Step-by-step guide to integrating Keystatic with your Astro website.

How to Use Keystatic with Astro: Complete Guide

Keystatic is a git-based CMS that stores your content directly in your repository as Markdown, Markdoc, JSON, or YAML files. There is no external database, no third-party API, and no monthly bill. You get a clean admin UI for editing content, and everything commits straight to your repo. For solo developers and small teams that already use Git, this is the most straightforward CMS setup you can get with Astro.

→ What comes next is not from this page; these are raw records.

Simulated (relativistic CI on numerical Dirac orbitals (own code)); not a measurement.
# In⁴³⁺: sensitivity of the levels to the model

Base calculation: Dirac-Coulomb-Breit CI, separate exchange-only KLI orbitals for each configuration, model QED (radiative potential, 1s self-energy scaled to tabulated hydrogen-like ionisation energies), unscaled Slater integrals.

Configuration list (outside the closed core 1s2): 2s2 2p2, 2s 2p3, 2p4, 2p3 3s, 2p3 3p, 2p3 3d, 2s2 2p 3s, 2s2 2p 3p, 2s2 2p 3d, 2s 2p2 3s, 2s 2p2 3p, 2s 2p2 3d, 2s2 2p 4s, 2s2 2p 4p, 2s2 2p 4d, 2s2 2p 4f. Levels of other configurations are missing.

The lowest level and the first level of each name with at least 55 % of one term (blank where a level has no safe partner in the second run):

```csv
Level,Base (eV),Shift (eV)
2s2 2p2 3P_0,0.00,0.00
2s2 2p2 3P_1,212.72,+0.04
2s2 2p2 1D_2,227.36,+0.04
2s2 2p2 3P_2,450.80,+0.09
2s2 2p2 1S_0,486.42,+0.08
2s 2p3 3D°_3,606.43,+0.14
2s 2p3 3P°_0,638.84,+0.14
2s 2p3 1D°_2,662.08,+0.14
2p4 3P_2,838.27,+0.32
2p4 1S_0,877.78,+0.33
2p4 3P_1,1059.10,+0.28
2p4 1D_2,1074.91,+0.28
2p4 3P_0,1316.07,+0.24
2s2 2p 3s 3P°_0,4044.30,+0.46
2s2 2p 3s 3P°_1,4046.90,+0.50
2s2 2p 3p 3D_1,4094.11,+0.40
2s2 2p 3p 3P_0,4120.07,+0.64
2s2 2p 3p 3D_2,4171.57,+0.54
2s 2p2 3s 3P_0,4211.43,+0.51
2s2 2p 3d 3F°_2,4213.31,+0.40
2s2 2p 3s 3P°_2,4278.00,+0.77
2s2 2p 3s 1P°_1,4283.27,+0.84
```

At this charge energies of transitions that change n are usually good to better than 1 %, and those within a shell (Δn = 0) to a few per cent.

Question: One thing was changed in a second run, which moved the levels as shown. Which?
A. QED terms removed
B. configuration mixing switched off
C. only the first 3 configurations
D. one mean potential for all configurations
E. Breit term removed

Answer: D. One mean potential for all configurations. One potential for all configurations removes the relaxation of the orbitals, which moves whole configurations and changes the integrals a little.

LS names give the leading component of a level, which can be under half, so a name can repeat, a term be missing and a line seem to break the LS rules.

The Astro team documents Keystatic as a first-class CMS option, and Keystatic ships an official @keystatic/astro integration, so the setup is well supported on both sides.

This guide is written against Astro 6 and the current Keystatic packages. If you are still on an older Astro version, note that a few APIs changed in Astro 5 and 6 (covered in the Common Errors section below).

Prerequisites

  • Node.js 22.12.0 or higher (Astro 6 dropped support for Node 18 and 20)
  • An Astro project (npm create astro@latest)
  • A GitHub account (for the GitHub storage mode, optional for local development)

Installation

Keystatic needs three things in your Astro project: the React integration (the admin UI is a React app), the Markdoc integration (Keystatic stores rich content as .mdoc files), and the two Keystatic packages themselves.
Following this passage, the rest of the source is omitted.